Man Who Danced With Raccoon Vows to Get Pet Back

A Tennessee man who appeared in a YouTube video dancing with his pet raccoon to Aretha Franklin's "Chain of Fools" has started a social media campaign to get the raccoon back after it was seized by state wildlife officials.

The Tennessee Wildlife Resource Agency took the animal away from Mark Brown two weeks ago because state law says it's illegal to keep wild animals as pets.

Brown, of Gallatin, Tenn., says he rescued the raccoon when she was born in May and bottle-fed the animal. He named her Rebekah.

"I feel like I've had one of my children taken from me," said Brown, a former animal control officer.

His pet is playful, he said.

"She'd play, she'd chase bees, she'd pick flowers, whatever, she'd do what raccoons do," he said. "If she's released into the wild, all hunters of legal hunting age can train their coon dogs to kill her or trap her for her fur. That's not what I want."

In his determination to be reunited with Rebekah, Brown has also appealed to Tennessee Gov. William Haslam. A p etition on Change.org appealing to the governor currently has nearly 800 supporters.

"We have a nationwide campaign now called free Rebekah," Brown said. "We get 75 to 100 emails daily and they're all petitioning governor Bill Haslam to give me a full pardon, to forgive me of my sins and let me get a permit to keep her."

Rebekah isn't Brown's first pet raccoon.

In 2012, another video of his dancing with a raccoon he called Gunshow catapulted him to YouTube stardom. Brown made more video of himself with the raccoon. They showed him wrestling with the animal and giving it a bath using Hannah Montana shampoo. The videos have racked up millions of views.

Brown and Gunshow were even gearing up for their own reality-TV show until the animal died earlier this year. Brown says he will fight for Rebekah's return.

"I think we can get Rebekah back. I should not be condemned, I should be commended," he said. "I've done no wrong."

Officials disagree.

The Tennessee Wildlife Resource Agency said it became aware of Rebekah after a complaint from the public about two weeks ago.

Rebekah was taken to Walden's Puddle, a wildlife rehabilitation and education center in Tennessee.
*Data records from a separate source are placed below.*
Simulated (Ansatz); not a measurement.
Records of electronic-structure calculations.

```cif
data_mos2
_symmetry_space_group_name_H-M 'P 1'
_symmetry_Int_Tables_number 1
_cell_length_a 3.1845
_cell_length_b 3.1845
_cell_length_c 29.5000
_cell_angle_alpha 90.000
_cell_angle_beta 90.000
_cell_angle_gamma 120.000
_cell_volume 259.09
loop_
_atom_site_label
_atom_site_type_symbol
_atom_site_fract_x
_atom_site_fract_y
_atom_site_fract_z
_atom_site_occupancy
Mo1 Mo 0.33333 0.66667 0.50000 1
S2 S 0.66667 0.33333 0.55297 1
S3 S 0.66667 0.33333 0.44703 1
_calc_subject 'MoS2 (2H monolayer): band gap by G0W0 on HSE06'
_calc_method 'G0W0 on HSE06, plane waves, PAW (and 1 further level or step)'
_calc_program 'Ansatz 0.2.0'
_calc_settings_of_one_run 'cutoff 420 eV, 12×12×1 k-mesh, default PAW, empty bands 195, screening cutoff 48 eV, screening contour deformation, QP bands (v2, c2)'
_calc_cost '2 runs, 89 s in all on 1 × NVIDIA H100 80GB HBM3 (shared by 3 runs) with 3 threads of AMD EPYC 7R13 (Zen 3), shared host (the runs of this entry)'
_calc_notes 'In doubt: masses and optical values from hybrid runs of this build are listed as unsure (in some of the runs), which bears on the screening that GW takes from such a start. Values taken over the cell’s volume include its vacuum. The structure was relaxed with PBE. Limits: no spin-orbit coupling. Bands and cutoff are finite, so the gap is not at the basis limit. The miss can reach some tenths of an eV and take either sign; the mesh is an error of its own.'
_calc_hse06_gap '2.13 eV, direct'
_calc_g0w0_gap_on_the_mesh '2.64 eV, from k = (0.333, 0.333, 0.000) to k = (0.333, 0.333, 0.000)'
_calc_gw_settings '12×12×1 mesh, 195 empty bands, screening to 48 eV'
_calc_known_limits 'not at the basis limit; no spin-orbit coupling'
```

A wildlife agency spokesman told ABC News that Brown could have been cited but wasn't because he was cooperative. The animal will not be returned to Brown, the spokesman added.

Bettina Bowers Schwan, the animal care director at Walden's Puddle, said the raccoon is doing well.

Schwan said the raccoon would be introduced to a clan of other orphaned raccoons, be raised with them and then released into the wild with them "so she can live the wild life she deserves to live.